Few things in the world of the DBA create more anxiety than clustering a SQL Server, partly because clustering was difficult in SQL Server 7.0 and earlier releases. In SQL Server 2000, however, clustering is less intimidating. The six steps I outline in this article form a basic framework that you can follow to set up a clustered environment for SQL Server 2000.
Failover clustering is the most effective way to achieve high availability in a SQL Server environment. When you cluster any Windows servers, you use Microsoft Cluster service to link several servers together. With Cluster service, if a failure occurs in a crucial hardware component or in the SQL Server service, then the drives, SQL Server, and associated services will fail over to the secondary server. The entire failover is automatic and generally takes between 30 and 60 seconds. With other SQL Server high-availability solutions such as log shipping or replication, someone has to manually change the roles to the secondary server if a disaster strikes the main server. Although log shipping can provide a reliable redundancy solution, it relies on manual maintenance and can be difficult to set up.
Before you begin clustering, you need to understand that you use Windows clustering for high availability only. Clustering doesn't improve SQL Server performance because only one server works at a time—the linked servers don't process queries together. For an overview of how clustering fits into the overall SQL Server high-availability puzzle, see Michael Hotek's article "High Availability Solutions."
Basic Cluster Architecture
Figure 1 shows a simplified cluster architecture in which two Windows servers, known as nodes, share a disk array or storage area network (SAN). You can have as few as two nodes and as many as eight nodes in a cluster, depending on which versions and editions of SQL Server and Windows you're running. For example, a cluster running the 32-bit version of SQL Server can include as many as four nodes. Although some clusters can support two active nodes, the architecture that Figure 1 shows includes only one active node; the other node is passive—a standby server. Every few seconds, Cluster service runs a simple query against SQL Server to make sure that the standby server is still online. Client applications such as Enterprise Manager or an application that you develop connect to SQL Server through a virtual name or a virtual IP (VIP) address instead of through the real server name and IP address. When a failover occurs, the ownership of the VIP address moves to the standby server, so you don't have to change the connection string for your application to work.
You can choose between two types of clustering: single-instance clustering or multiple-instance clustering (known in SQL Server 7.0 as active/passive and active/active clustering, respectively). A single-instance configuration has only one SQL Server instance installed in the cluster of two or more nodes. A multiple-instance cluster has multiple SQL Server instances installed in the cluster—typically one instance on each node. When you choose to implement multiple-instance clustering, you must make sure that the server or servers participating in the cluster have enough processor power and RAM to support the workload of multiple instances of SQL Server.
In a single-instance cluster, you have to purchase a license for only the active node. The exception is when you have a per-processor SQL Server licensing agreement and you have more processors on the passive node or nodes than the active node. In such a case, you must license the additional processors. In a multiple-instance cluster, you must license all active nodes that have SQL Server installed.

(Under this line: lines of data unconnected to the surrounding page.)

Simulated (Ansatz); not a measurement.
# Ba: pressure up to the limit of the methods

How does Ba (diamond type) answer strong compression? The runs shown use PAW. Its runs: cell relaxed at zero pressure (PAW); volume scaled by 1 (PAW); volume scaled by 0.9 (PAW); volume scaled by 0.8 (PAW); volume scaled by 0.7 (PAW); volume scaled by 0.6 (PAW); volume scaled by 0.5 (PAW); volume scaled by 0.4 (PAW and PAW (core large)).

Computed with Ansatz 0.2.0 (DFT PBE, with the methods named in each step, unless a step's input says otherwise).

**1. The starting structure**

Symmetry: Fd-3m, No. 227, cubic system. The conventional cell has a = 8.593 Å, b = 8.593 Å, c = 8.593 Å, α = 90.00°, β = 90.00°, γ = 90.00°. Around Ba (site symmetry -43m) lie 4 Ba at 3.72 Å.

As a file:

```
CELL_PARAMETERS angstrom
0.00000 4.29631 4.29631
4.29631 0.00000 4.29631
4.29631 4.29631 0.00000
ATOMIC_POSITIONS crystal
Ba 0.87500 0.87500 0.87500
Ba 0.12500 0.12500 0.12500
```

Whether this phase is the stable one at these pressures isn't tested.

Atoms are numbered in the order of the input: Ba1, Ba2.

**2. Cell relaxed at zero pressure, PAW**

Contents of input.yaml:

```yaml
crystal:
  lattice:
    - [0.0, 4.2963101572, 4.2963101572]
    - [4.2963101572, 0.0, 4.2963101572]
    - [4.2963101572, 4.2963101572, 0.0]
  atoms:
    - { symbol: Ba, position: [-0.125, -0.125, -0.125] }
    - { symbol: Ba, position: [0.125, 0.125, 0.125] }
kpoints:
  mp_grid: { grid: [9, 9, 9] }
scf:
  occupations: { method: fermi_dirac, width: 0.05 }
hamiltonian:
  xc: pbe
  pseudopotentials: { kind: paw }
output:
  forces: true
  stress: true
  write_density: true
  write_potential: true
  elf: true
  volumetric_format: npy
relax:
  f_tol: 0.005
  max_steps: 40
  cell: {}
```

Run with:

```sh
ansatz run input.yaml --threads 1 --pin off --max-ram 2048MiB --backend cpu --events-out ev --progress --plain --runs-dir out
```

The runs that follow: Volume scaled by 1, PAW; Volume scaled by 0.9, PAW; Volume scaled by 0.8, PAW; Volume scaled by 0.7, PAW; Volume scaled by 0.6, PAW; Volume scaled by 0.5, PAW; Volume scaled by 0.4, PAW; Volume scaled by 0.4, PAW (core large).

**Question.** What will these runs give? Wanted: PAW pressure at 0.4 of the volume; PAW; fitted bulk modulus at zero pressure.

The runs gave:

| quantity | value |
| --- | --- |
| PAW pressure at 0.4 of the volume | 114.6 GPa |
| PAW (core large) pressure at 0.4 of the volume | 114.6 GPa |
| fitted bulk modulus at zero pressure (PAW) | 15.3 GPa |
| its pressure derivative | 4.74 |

To create a clustered environment for SQL Server 2000, you first need to cluster two or more Windows Server 2003, Windows 2000, or Windows NT servers. Then, you can install SQL Server 2000 on the cluster. In the example I walk through in this article, I show how to set up a two-node cluster on Win2K Enterprise Edition, but Windows 2003 Datacenter Server supports as many as four nodes, and Windows 2003 expands the number of nodes you can use to eight.
As I mentioned earlier, many DBAs and systems administrators are intimidated by the complexity of clustering. But you can put the process into perspective by breaking it into six high-level steps:
- Set up shared drives and networks to use for the cluster
- Create the cluster
- Configure the cluster
- Install SQL Server on the cluster
- Configure the cluster drives
- Install the necessary Windows and SQL Server service packs
Between each of these steps, you need to check the Windows Event Viewer to make sure no errors have cropped up. Serious problems that you might see include drive-related problems such as sharing-violation errors. After you've installed the cluster, you need to check the Windows system and application logs; sqlstpn.log, the SQL Server setup log, in which n in the filename represents a sequential number of setup attempts; and sqlclstr.log, the log of clustered SQL Servers. (The two SQL Server logs don't exist until you try to install SQL Server for the first time.) The combined information from these logs tells you what's going on in the cluster and whether any problems exist. You can also type SET CLUSTERLOG at a command prompt to see where the Cluster service cluster logs are located. Be sure to correct any errors at each step before proceeding to the next step, or the installation might fail. Now, let's walk through the six steps and see how to set up a two-node cluster for SQL Server.
1: Set Up Shared Drives and Networks
Setting up the drives for your clustered servers—and getting Windows to recognize the shared drives—is generally the most tedious part of creating a cluster because the process requires at least three reboots. To set up a shared drive, you can use either a SAN or a shared SCSI device. I usually choose a SAN because it lets me pool drive space across many servers and lets me easily add drives. After you begin the clustering process, you can't add space to an existing drive, so make sure you add plenty of space at setup time for each drive you want to cluster. Although you can add drives later, adding space to existing drives is difficult because clustering doesn't support dynamic drives (a type of drive configuration that typically allows this type of growth). To add space to an existing drive, you use the Diskpart utility, which is included in the Windows 2000 Resource Kit and is built into Windows 2003. But not all hardware vendors support the Diskpart utility, so creating adequate drive space at setup time is preferable to adding space later.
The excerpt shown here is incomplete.